Monday night — December 2, 2019 — Russell Wilson’s team defeated Kirk Cousins’ team, 37-30, in a big December game which would help determine where the respective teams would play in January.
Saturday night — December 3, 2011 — Russell Wilson’s team defeated Kirk Cousins’ team, 42-39, in a big December game which would help determine where the respective teams would play in January.
Deja vu, baby. Russell Wilson doesn’t have a perfect record against Kirk Cousins — the Seattle Seahawks lost to the Washington Redskins at home in the 2017 NFL season (but only because Seahawk kicker Blair Walsh missed three field goals in a game the Redskins won, 17-14) — but Wilson does keep winning the biggest meetings between the two quarterbacks. The Seahawks and the Minnesota Vikings are both playing for division titles and home games in the NFL Playoffs (with the possibility of a first-round bye included). Monday night’s game in Seattle was high-stakes poker.
Eight years earlier, Wilson and Cousins met in a supremely important game, the first Big Ten Championship Game in Indianapolis. Wisconsin’s first trip to Indy started something special. The Badgers are returning to the Hoosier State for their sixth Big Ten title game appearance. Michigan State has made three such trips, but the Spartans haven’t been back to Lucas Oil Stadium since 2015.
That Big Ten title game — played in a dome instead of freezing outdoor weather — invited conditions suitable for a track meet. That’s exactly what the game became. Moreover, it began a full decade in which Big Ten title games have usually been high-scoring rather than grind-it-out slugfests. This is proof of the evolution of college football. It is also proof that the old Big Ten of Woody and Bo no longer lives among us.
Get this: Of the eight Big Ten Championship Games which have been played, only two have involved fewer than 58 total points, only one with fewer than 48 (Michigan State 16, Iowa 13, in 2015). If you told a 1985 Big Ten fan that the most important Big Ten game of the season in the decade of the 2010s would average 64.25 points scored per game, s/he would have laughed at you. Yet, that’s the reality we have.

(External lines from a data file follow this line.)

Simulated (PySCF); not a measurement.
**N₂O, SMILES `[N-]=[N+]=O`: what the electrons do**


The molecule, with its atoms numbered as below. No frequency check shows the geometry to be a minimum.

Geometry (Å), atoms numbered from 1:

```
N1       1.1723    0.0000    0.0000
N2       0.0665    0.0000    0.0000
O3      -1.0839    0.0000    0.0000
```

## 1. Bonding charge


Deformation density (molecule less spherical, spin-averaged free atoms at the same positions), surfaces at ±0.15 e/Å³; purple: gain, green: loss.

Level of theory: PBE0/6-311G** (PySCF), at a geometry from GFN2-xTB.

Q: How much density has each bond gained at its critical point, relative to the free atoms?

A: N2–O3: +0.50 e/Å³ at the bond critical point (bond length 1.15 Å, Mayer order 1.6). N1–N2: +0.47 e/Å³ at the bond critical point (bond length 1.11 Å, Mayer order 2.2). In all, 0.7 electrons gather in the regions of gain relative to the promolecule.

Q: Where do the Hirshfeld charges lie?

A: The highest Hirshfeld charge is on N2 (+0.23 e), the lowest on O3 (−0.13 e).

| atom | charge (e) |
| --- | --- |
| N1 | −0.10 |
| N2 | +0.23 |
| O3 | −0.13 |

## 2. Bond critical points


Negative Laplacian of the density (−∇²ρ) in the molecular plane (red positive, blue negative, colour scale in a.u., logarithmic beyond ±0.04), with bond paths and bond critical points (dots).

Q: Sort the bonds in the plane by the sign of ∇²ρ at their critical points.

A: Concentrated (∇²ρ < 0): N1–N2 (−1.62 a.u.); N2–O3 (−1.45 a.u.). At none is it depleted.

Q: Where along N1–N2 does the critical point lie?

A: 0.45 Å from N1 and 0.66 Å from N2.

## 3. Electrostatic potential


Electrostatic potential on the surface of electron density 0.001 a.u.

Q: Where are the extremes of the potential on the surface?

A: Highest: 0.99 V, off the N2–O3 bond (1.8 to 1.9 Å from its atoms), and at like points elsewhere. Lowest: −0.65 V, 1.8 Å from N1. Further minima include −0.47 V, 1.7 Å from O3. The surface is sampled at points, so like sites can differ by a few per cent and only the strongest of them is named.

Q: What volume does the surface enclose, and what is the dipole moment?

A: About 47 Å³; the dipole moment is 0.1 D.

Russell Wilson and Kirk Cousins got the party started in 2011.
Both men threw for three touchdowns that night, in a seesaw game which was pure popcorn. Wisconsin took a 21-7 lead in the first quarter. Michigan State stormed back with 22 points (yes, a 2-point conversion on a fake extra point) in the second quarter. The teams went to the fourth quarter with Michigan State maintaining an eight-point lead at 36-28, but guess what happened? Russell Wilson took over in the fourth quarter, leading two touchdown drives for a come-from-behind 42-39 victory. It’s what he did then. It is what he is still doing now with the Seahawks. Some things never change, right?
Wisconsin won the Big Ten in 2010, the last year without divisional play. That was due to a tiebreaker involving Michigan State. In 2011, the Badgers and Michigan State settled it on the field, and in the end, Russ won, Kirk Cousins lost. Cousins was not at fault for Michigan State’s loss that night, but as Green Bay Packer fans could tell you, Cousins has not owned the fourth quarter in the NFL the way Wilson has, or the way Aaron Rodgers so often has. He tried his best Monday night, but Wilson had the final say.
Russell Wilson usually gets the last word… and such was the case in the first Big Ten Championship Game, part of a streak of three straight Big Ten titles the Badgers won from 2010 through 2012. It is delicious for Wisconsin-based football fans to see a Badger hurting the Vikings and helping the Packers these many years later. The fun began on one night in Indianapolis, eight years ago.